Not sure if I am able to put together the question there correctly, but I would like to explain with an example.
Suppose I have two Sets containing 10^3 elements. The number of elements consisting in the Cartesian products of these two set will be (10^3)^2.
Now, Prime Factorization of 10^3 = (2^3)*(5^3)

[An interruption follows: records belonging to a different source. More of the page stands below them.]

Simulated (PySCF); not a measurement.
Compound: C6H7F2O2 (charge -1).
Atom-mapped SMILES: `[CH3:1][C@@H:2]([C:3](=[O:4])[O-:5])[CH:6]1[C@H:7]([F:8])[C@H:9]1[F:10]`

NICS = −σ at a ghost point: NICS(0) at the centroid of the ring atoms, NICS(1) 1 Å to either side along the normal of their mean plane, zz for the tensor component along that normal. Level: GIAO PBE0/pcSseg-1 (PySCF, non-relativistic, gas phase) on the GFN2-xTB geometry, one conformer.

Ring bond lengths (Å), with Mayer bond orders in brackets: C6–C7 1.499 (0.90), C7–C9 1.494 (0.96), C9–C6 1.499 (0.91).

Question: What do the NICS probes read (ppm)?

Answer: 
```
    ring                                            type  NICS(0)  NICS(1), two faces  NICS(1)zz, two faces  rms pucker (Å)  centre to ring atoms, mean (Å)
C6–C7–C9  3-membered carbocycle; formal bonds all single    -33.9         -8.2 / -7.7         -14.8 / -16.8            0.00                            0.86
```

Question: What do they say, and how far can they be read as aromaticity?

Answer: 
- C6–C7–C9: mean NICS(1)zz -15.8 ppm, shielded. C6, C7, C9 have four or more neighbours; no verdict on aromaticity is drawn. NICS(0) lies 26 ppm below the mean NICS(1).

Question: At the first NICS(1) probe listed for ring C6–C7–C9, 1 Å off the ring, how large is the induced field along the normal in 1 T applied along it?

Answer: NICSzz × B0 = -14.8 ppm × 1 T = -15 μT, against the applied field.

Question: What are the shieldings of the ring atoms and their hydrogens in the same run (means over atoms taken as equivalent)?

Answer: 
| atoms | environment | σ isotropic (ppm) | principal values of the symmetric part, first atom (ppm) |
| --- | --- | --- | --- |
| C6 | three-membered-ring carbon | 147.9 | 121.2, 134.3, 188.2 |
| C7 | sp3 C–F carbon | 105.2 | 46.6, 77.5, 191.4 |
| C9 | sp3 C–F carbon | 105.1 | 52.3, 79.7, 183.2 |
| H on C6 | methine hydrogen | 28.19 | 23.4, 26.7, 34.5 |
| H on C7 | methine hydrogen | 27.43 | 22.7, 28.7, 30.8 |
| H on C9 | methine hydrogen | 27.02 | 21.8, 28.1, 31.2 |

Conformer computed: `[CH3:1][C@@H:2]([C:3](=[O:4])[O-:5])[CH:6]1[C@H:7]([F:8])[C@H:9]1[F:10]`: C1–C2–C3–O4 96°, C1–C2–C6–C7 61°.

Can I form the same set containing (10^3)^2 elements by breaking and computing Cartesian product of 2^3 and 5^3 individually ?
On
Not directly but isomorphically you can.
Let $\mathbb Z_{k} = \{0,.......,k-1\}$ and
Let $\phi_{m,k}: \mathbb Z_{m}\times \mathbb Z_k\to \mathbb Z_{mk}$ via $\phi(a,b) = ak + b$ be a bijection and we can say
$\mathbb Z_{m}\times \mathbb Z_k \approx \mathbb Z_{mk}$ because the bijection exists.
Then $\mathbb Z_{10^3}\times \mathbb Z_{10^3} \approx \mathbb Z_{2^6}\times \mathbb Z_{5^6}$ via
$\phi^{-1}_{2^6,5^6}\circ\phi_{10^3,10^3}:\mathbb Z_{10^3}\times \mathbb Z_{10^3} \to \mathbb Z_{2^6}\times \mathbb Z_{5^6}$
.....
Or perhaps in other words:
Define the relationship $R$ between $\mathbb Z_{10^3}\times \mathbb Z_{10^3}$ and $\mathbb Z_{2^6}\times \mathbb Z_{5^6}$ as $(a,b) R (c,d)$ if and only if $10^3a + b = 2^6c + d$. This relationship is a bijection.
So if we are willing to accept, say, that $(123,45)_{10^3,10^3} = 123*10^3 + 45 = 123045 = 5^6*7+ 13670= (7,13670)_{2^6, 5^6}$ then we can say $\mathbb Z_{10^3}\times \mathbb Z_{10^3} \approx \mathbb Z_{2^6}\times \mathbb Z_{5^6}$
The short answer is "no". Let's look at a smaller example. Let $A=\{1,2,3,4,5,6\}$ Then $A\times A$ has $36$ elements. Can we form this as a product of a $4$-element set and a $9$-element set? Say $$A\times A=B\times C\tag1$$ where $|B|=4,\ |C|=9$. There are only $4$ different first components of the elements on the right-hands, but $6$ different ones on the left-hand side, so $(1)$ cannot hold.